MEXICO CITY-Prologis Inc. announced this morning that it has contributed $293 million worth of industrial assets in Mexico, 21 industrial and distribution buildings, to its Prologis Mexico Fondo Logistico. The fund was created by the former AMB Property Corp. in April 2010, before the firm was taken over by San Francisco-based Prologis.
The 5.3 million square feet of assets are 95% leased, and are located here, in Monterrey and Guadalajara. Newark, NJ-based Prudential Mortgage Capital Co. said it provided $160 million in financing to help the fund acquire the properties. Frederick van Overbeek and Elizabeth Velazquez with Prudential led the transaction for their firm. “The significant improvement in Mexico’s economy over the past couple of years, along with continued manufacturing growth, bodes well for Mexico’s industrial real estate sector,” Velazquez said in a Prudential statement.

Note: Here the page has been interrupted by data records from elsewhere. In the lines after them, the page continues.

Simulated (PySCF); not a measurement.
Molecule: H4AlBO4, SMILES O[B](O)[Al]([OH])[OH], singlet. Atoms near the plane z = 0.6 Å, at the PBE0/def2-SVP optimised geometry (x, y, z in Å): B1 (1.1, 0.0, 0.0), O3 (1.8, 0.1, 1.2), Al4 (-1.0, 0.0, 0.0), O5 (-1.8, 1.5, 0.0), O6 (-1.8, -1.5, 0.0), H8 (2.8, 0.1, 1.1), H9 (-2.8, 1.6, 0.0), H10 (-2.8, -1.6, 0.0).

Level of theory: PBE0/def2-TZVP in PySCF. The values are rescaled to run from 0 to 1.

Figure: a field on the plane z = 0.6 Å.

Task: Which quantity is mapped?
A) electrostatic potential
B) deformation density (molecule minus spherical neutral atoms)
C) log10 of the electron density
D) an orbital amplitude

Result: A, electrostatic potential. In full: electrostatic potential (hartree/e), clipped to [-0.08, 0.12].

William Sullivan, CFO for Prologis, said in a Prologis statement that his firm donated $234.5 million in assets from its wholly-owned portfolio, and $58.5 million from its Prologis North American Industrial Fund II. The proceeds from the sale will go to pay down Prologis debt, Sullivan said. “Two of our top priorities are to grow our private capital business, and to further strengthen our financial position by reducing debt,” he said.
AMB created the Mexico Fondo Logistico fund to acquire and develop industrial properties in major Mexican markets. The fund was initially sponsored by private Mexican pension plans, which raised $260 million, and AMB had contributed another $65 million. Eugene Reilly, former AMB Americas head and now CEO Americas for Prologis, had overseen the fund when it started.
Luis Gutierrez, Prologis president for Latin America, said in the statement that this deal is the largest industrial real estate transaction completed in the country to date with the pension fund proceeds. "Industrial real estate in Mexico is an attractive investment due to the country's economic growth, expanding consumer demand, young population base and the recognized need for state-of-the-art supply chain infrastructure,” Gutierrez said.